My whole body is feeling the pain of Harvey.  I wish I was just talking about my hip I hurt mudding out a house or my head that is killing me from all of the wet, moldy life- piles in front of every house.  But, no, I am talking about my body of people that I love.  They are all feeling the pains of this super storm that shook us all up and then dropped us like so many pick-up sticks. Lives are now scattered and jumbled and tangled.  Everyone is trying to find a way to pick through the mess that is left in a way that gets us all past this.

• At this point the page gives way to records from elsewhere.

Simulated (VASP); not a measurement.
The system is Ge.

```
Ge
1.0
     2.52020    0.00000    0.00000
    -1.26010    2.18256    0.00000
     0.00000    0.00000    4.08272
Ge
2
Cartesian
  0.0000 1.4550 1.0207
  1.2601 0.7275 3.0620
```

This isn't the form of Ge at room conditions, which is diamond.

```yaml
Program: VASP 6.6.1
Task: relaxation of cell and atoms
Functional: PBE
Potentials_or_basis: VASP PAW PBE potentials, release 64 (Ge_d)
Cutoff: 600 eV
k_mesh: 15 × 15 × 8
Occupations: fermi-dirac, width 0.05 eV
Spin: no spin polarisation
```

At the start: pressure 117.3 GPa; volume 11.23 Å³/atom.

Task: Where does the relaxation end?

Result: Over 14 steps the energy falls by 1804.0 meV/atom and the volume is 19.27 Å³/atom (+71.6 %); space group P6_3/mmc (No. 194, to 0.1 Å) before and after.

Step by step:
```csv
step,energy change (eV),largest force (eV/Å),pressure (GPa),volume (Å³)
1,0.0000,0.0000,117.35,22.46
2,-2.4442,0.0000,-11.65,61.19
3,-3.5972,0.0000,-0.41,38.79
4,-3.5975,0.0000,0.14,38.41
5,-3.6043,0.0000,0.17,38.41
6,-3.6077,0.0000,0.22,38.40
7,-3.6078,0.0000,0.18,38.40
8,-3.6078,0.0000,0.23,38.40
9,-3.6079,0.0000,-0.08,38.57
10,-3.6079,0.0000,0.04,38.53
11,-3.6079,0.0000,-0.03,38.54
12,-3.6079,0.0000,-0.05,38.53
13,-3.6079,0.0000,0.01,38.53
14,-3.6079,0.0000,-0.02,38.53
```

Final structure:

There is my friend who recently found herself single through no choice of her own.  She spent an entire night by herself in her house trying to keep drains clear and water out of her house.  And, she did it.  All by herself. But, I could hear the exhaustion in her voice the next morning and it hurt me.  Later, help came for her in the form of her son and his friend in a jacked up truck.  That night she slept and he kept watch.

Another friend watched the waters win the battle and come into her house.  There was no reprieve. It happened.  Now, her memories, her belongings, and her normal are all piled beside the road and dripping dirty water.  Her Facebook posts have been an equal mix of shock and jubilance.  Jubilance because church family came through the door when she needed it most.  They came with gloves and boots and brooms.  They tore out her sheet rock and hauled her furniture to the curb.  They filled trash bags with family pictures and Christmas decorations.  They were Jesus with a little Chip Gaines thrown in.

It has been like that all week.  Intense pain caused by watching someone you love going through something unthinkable and then some measure of relief as their needs get met. You’re just so happy somebody showed up for them.  That a band-aid was applied.  It doesn’t matter  what form the help takes.

For Richard and I, it was neighbors who faithfully sent us pictures of the water creeping up our yard while we were miles away.  Close was ok.  Another inch was bearable.  Not knowing wouldn’t have been.

And, when we finally got to come home, walked through our back door and realized that normal still lived in our own little house we cried.  Well, I cried.  Richard cleaned up the yard.

Then, we got busy.

Right now in Houston, you can’t sit by and watch everyone else hurt.  You have to get involved.  You have to do something.

Rescue people on boats, slap together sandwiches, organize relief efforts or, like my favorite rescue worker I’ve met so far, show up to a flooded house pulling an ice chest full of popsicles and ice cream and beer.

Cover your bases.  Have a band-aid ready for whoever you might meet.  In whatever form they might need it. Do what you can do until our body stops hurting.